OREANDA-NEWS. December 03, 2014. China’s coal/synthesis gas (syngas)-based monoethylene glycol (MEG) plants are riddled with some technical problems, which disrupt operations of existing units and could push back the start-up of about 3m tonnes/year of new capacity, industry sources said.

About 29% or 1.66m tonnes of the country’s current MEG capacity is being derived from coal and syngas, according to Chemease, an ICIS service in China.

Given China’s abundant coal reserves, the country has developed technologies that use the fossil fuel as a much cheaper alternative to naphtha as feedstock for production of chemicals, including olefins and methanol.

Twelve new MEG units using coal and syngas as feedstock for production are scheduled to come on stream between end-2014 and 2015 but could face delays as operations existing units have not been smooth, industry sources said.

Hubei Chemical Fertilizer’s 200,000/tonne syngas-to-MEG plant at Zhijiang in Hubei province broke down in late October and may not resume operations until February next year, a company source said.

Before the recent shutdown, the plant has had intermittent operations – having started up in February but only went into full operation in May, only to be shut for the whole month of July.

In Henan province, Yongjin Chemical’s 200,000 tonne/year coal-to-MEG unit at Puyang was taken off line in early November, while its other plant with the same capacity at Anyang will be shut in early December, a company source said.

The plants are due to undergo their second maintenance in one year because of lingering technical issues, another company source said.

In contrast, MEG plants that use the more expensive naphtha as feedstock usually undergo regular maintenance at an interval of more than two years, and shutdowns caused by technical problems do not usually take months, industry sources said.

Until the technical problems are resolved, coal-based MEG units will continue to operate at much reduced capacity, they said, citing that current run rates at these units are pegged at 34%.

A much smaller unit in Xinjiang with a 50,000 tonne/year capacity, however, appears to be doing well so far, according to industry sources.

Xinjiang Tianye Group's syngas-based MEG unit is currently running at near-full capacity, and has not experienced any production hiccups since it started up in  August 2013, a company source said.

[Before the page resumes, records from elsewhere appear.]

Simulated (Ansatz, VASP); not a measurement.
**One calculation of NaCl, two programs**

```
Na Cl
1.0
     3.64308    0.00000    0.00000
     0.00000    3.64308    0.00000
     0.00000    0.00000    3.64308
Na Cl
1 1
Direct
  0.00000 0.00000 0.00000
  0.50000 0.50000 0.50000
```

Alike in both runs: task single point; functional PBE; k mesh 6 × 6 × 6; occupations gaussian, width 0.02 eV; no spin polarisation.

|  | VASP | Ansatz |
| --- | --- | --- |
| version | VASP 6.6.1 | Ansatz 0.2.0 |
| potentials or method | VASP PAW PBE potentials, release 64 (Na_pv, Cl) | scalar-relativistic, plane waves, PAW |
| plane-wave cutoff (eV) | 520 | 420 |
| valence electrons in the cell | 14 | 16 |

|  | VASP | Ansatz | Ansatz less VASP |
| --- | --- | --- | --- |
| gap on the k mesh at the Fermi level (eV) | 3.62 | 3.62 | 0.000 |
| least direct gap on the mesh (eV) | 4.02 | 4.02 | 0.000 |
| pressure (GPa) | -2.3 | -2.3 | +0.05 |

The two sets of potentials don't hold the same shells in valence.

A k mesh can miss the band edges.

The company is planning to start up a bigger 200,000 tonne/year synthesis gas-based MEG unit, also in Xinjiang, by the end of the year, the source said.

While most coal/syngas-derived MEG is limited for use in the downstream unsaturated polyester resins and anti-freeze sectors, Xinjiang Tianye’s products are comparable to naphtha-based and ethane-based MEG, which can be fully used in the polyester sector, the company source said.